The country's power minister has blamed the crisis on states drawing too much power from the national grid.
The breakdowns in the northern, eastern, and north-eastern grids mean around 600m people have been affected in 20 of India's states.
Traffic jams In a statement on national TV on Tuesday evening, Power Minister Sushil Kumar Shinde said he had appealed to states to stop trying to take more than their quota of power.
"I have also instructed my officials to penalise the states which overdraw from the grid," he said.
Media reports in India have
suggested that Uttar Pradesh is among the states that government
officials have been blaming for the grid collapse.
But officials in the state denied this, saying there was "no
reason to believe that any power operations in Uttar Pradesh triggered
it".Anil K Gupta, the chairman of the state's power company, called for "further investigation to ascertain the real cause".
Also on Tuesday it was announced that Mr Shinde had been promoted to the post of home minister, in a widely anticipated cabinet reshuffle.
Train backlog By late on Tuesday, officials said the north-eastern grid was fully up and running. The northern grid was running at 75% capacity and the eastern at 40%.
Many traffic lights are also not operating in Delhi, leading to massive traffic jams.
In eastern India, around 200 miners were trapped underground as lifts failed, but officials later said an operation had begun to get them out.
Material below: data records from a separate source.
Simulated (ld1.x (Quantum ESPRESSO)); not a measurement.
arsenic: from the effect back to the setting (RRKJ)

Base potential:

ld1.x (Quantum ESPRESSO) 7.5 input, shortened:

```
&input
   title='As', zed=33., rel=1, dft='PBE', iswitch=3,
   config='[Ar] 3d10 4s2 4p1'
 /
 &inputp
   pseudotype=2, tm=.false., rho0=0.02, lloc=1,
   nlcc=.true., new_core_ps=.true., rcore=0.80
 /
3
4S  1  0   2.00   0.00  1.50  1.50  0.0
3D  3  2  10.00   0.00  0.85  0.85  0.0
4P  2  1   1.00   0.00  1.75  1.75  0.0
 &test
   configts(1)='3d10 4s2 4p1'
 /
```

"All of them cannot be pulled out together. It is a very slow process," Eastern Coalfields general manager Niladri Roy told the AFP news agency. He said the miners were all safe and would be "home for dinner".
The failure on the northern grid on Monday also caused severe disruption and travel chaos across northern India.
One shopworker in Delhi, Anu Chopra, 21, said: "I can understand this happening once in a while but how can one allow such a thing to happen two days in a row?
"It just shows our infrastructure is in a complete mess. There is no transparency and no accountability whatsoever."